Year 3, Month 5, Day 14: Got Two Reasons Why I Cry

The Decorah Newspapers of Winnishek County, Iowa run a bit of advocacy for the 350.org “connect the dots” action. Good for them:

Across the planet now we see ever more flood, ever more drought, ever more storms. People are dying, communities are being wrecked – the impacts we’re already witnessing from climate change are unlike anything we have seen before.

Every time we pick up the newspaper and read about another record-breaking natural disaster, it becomes increasingly clear that climate change is not a future problem – it’s happening right now.

But because the globe is so big, it’s hard for most people to see that it’s all connected. That’s why, Saturday May 5, we will “Connect the Dots” starting at the Decorah Court House.

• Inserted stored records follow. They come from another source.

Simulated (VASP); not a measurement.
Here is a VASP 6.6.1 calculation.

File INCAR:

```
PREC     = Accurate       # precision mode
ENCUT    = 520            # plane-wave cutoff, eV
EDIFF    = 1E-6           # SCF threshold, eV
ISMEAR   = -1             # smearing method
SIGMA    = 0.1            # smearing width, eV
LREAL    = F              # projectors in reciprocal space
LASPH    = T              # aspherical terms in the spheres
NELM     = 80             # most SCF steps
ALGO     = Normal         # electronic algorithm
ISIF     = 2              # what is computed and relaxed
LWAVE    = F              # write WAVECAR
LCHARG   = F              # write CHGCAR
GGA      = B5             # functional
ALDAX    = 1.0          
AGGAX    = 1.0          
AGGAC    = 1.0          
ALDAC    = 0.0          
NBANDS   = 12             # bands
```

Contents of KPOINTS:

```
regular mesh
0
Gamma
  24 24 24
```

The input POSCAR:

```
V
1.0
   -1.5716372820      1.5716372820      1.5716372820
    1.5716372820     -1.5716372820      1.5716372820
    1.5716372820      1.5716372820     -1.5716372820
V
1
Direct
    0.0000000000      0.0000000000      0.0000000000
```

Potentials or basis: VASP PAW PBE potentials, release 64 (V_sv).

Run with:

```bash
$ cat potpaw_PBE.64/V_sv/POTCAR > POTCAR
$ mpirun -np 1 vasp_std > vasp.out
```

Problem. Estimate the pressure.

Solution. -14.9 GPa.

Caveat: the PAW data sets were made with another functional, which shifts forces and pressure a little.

A revision of the letter for yesterday, which was also sent May 4 (putting me 10 days ahead):

Robust and enduring responses to the burgeoning greenhouse effect must begin with understanding and awareness — without the long-term perspective that allows us to imagine centuries in the future, climate strategies are doomed to fall off our collective radar screens.

Combating climate change doesn’t require a “new Manhattan project” or a “new Apollo program,” although climatology will surely be one of the most important scientific fields of this millennium. While the atomic bomb was an absolute secret until it fell on Hiroshima, successful climate technologies must be transparent and accessible to all. While there was little ordinary citizens could do for the race to the moon (beyond sending pennies to NASA), preparation for global warming’s consequences has to happen in our daily lives, not just in the top echelons of government.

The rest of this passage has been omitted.